There, that ought to do it for another game or two. Ovechkin, it seems, responds better to the stick than the carrot. Since NBC’s Mike Milbury, during and after a Feb. 27 telecast of a Caps-Flyers game, compared Ovechkin to an 8-year-old and told him to act like a man (among other insults), Ovechkin has charged to the NHL lead in goals with 25, tied with Tampa Bay’s Steven Stamkos entering Monday.
Ovechkin is on such a roll that even an outstretched stick from the Tampa Bay bench couldn’t stop his empty-netter Sunday night in a 4-2 victory over the Lightning. Perhaps rookie Alex Killorn was trying to protect Stamkos’s lead. The interference meant the goal was automatic, but Ovechkin put it in the empty net anyway, the first time he has managed that this season. Even the yips over hitting that unoccupied webbing have vanished.

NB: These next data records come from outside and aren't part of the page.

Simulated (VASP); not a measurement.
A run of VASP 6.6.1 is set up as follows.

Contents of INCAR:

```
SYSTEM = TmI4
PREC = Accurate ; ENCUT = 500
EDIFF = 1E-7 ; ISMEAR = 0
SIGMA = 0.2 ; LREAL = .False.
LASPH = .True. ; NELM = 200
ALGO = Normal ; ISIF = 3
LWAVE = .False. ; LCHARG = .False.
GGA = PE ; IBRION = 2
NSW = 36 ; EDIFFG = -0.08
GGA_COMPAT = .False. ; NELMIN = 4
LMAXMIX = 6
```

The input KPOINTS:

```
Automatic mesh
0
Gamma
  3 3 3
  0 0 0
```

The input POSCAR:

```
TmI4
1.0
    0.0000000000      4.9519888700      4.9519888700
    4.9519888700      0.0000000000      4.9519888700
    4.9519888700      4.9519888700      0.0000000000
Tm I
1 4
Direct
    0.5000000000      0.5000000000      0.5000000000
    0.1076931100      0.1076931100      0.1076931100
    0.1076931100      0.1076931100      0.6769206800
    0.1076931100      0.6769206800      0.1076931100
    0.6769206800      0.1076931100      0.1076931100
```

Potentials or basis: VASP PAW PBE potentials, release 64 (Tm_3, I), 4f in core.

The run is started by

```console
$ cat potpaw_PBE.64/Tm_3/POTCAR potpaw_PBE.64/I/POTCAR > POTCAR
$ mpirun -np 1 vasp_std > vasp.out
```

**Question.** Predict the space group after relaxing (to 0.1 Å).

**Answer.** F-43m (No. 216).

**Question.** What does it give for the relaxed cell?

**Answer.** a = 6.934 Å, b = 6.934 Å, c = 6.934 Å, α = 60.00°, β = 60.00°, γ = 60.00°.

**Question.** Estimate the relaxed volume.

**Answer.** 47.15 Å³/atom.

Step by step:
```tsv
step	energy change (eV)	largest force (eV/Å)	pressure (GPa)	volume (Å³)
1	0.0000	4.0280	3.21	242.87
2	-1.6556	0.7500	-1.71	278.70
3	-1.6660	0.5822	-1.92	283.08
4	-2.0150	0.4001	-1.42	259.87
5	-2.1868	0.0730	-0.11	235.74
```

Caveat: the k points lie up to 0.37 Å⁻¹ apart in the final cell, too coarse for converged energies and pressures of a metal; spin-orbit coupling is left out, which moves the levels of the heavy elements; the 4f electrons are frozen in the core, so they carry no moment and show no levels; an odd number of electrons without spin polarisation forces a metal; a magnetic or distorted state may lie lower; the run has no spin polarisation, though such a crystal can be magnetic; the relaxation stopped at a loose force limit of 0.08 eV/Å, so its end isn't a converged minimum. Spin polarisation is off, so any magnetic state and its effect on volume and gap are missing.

When Milbury made his comments, Ovechkin had eight goals and seven assists for 15 points in 19 games played.
In the 20 games since, he has 17 goals and 11 assists for 28 points.
He has 21 points in his last 12 games. In addition to being tied for the league lead in goals, he’s tied for sixth in points (43) and he leads the league in power play goals (14). He leads his own team in points, finally. (Ovechkin should never not lead the Caps in points.)
In other words, whatever was wrong at the beginning of the season is gone, which, with nine regular season games to play, is bad news for the Southeast Division and the Eastern Conference. He’s cured! Mike Milbury has cured him!
Listen, we all know it’s more complicated than that. Ovechkin was not Ovechkin at the start of the season. And some wondered if he would ever be Ovechkin again. My inbox started the season with prayer-like “He’ll be all right, won’t he?” and worked its way up to screechs of “Get rid of him! Get something for him! He’s washed up!” I paraphrase, for reasons of brevity and profanity.
Others have criticized Ovechkin, of course, but Milbury’s repeated tongue lashings drew a lot of attention. Ovechkin told Slava Malamud of Sport-Express that he thought Milbury didn’t like Russians — shades of Don Cherry! — and that (and this is my favorite line) “I can talk about his work as an Islanders general manager.” How do you say, “Oh, snap!” in Russian?
The fact is that for the most part, the Caps go as Ovechkin goes. That’s only natural. Ovechkin had a bad start to the season. New system, lots of games in not a lot of days, whatever — the truth is, he was playing in the same conditions as every other player in the league. When Milbury ranted his rants, the Caps were 7-11-1 with 15 points, not only at the bottom of the Southeast Division but at the bottom of the Eastern Conference as well. Now, the Caps are first in the Southeast Division, leading the once-hot Winnipeg Jets by two points.
“Right now I feel pretty good and again we win the games it’s most important thing,” Ovechkin said. “Of course I’m happy I score the goals. The beginning of the year was pretty hard time for all organization. Now we’re back on track, and it’s good.”
Winning the games is the most important thing, and winning the division is the Caps’ best path to the playoffs. That slow start still means that if you take away the Southeast title, the Caps’ point total still has them hovering around the cut-off point for the eighth spot.
What do they have going for them? Well, nine games remain, and thanks to that lengthy road trip in March, six are at Verizon Center, including the last three (one of those is against the Jets). And they have the old Ovechkin back, minus the stubble. When he’s on his game, he raises everyone else’s. That’s when money and the “C” on the chest matter not at all.
“I think that’s why we’ve been playing so good as a team,” rookie defenseman Steve Oleksy said after Sunday night’s win. “I think everybody feeds off that, and when we see him finding that next level, I think everybody in the room finds that next level.”
And if he falters? There will be a criticism sign-in sheet on the door of Verizon Center. If Caps fans take turns hurling invective, you can insult Ovechkin all the way to the Hart Trophy — and the Caps into what seemed, a short time ago, a most unlikely playoff berth.